Residents of Northern Kentucky’s riverfront are accustomed to the sort of change that comes in small, steady doses. But for the first time in a long while, Newport is poised for strategic transformation that holds citywide promise for the future.
Since Newport on the Levee debuted amid much fanfare in 2001 — long before The Banks came to be on Cincinnati’s downtown shore — plans for expansion were always presumed to be coming, and developers finally broke ground late last year on Aqua on the Levee
. The $80-million addition will feature a hotel, retail stores, 238 rental units and an 800-space parking garage. Jointly financed by Price Group (the Levee’s current owners) and developers at Capital Investment Group
, the project is expected to open in phases beginning in late 2016.
Residents of Aqua and its forerunner in upscale Newport living, Monmouth Row
, may soon view an added bonus from their balconies: a 180-foot permanent observation wheel.
Much more than a simple carnival ride, the proposed attraction would be equipped with six- to 10-person “viewing platforms” offering sweeping aerial views of downtown and the river basin. The wheel will add visual interest to a plan jointly proposed by Southbank Partners
and the City of Newport to transform the area between the Taylor-Southgate and Purple People bridges known as Festival Park.
Progress takes all forms
The removal of aging buildings, while often a controversial decision — as was the case with recently announced plans to demolish Newport Intermediate School
to make way for upscale condos — is necessary for the city’s success, according to Southbank Partners President Jack Moreland.

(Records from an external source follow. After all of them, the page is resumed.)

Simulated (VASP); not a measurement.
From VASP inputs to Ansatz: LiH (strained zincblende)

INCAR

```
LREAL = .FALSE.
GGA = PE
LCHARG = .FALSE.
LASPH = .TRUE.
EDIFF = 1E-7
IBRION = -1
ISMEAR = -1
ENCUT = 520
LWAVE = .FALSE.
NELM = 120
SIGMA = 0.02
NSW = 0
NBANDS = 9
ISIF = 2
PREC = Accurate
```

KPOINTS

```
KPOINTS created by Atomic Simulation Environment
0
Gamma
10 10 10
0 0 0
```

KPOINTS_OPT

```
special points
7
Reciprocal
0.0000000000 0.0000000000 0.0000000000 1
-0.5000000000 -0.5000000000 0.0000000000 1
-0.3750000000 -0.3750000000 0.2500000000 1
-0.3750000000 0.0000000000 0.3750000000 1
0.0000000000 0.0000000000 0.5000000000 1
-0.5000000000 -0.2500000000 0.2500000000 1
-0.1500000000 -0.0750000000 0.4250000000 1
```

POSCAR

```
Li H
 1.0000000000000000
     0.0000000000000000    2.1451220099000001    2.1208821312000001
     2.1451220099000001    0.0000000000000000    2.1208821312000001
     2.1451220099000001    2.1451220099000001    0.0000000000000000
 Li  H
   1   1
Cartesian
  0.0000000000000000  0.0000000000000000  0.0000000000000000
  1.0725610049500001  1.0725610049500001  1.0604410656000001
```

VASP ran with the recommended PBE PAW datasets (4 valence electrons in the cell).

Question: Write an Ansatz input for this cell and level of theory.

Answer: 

“Cities either move forward or they die,” Moreland says of the recent demolition of the Travelodge at the foot of Taylor-Southgate Bridge and plans to tear down nearby Section 8 housing. “It’s never an uninformed decision. In the case of the public housing, those buildings haven’t been improved since the 1960s and are in really bad shape.”
Moreland says the impacted residents have been offered vouchers and resources for relocating in Newport and beyond, an approach that’s in keeping with a national shift toward dispersing public housing throughout communities.
A six-story, 119-room Hampton Inn will replace the Travelodge, while neighboring cleared space will be used as a traffic roundabout to cap off the relocation of KY Route 9
that’s currently underway. Moreland believes redirecting through-traffic around the downtown business core will boost home sales in Newport’s west end and prompt interest in developing underutilized sites along the Licking River corridor.
“There’s 20 acres of unused space where Newport Steel used to be and 20-plus more acres just north of there that has been waiting for the right time to take shape,” Moreland says, adding of relocating Route 9, “The road is the right time.”
Putting better life within reach
A community just down the road hums with a different kind of energy. Newly constructed Northern Kentucky Scholar House
occupies the block bordered by Sixth, Seventh, Patterson and Brighton streets and offers high quality low-cost housing and childcare to single parents pursuing college education.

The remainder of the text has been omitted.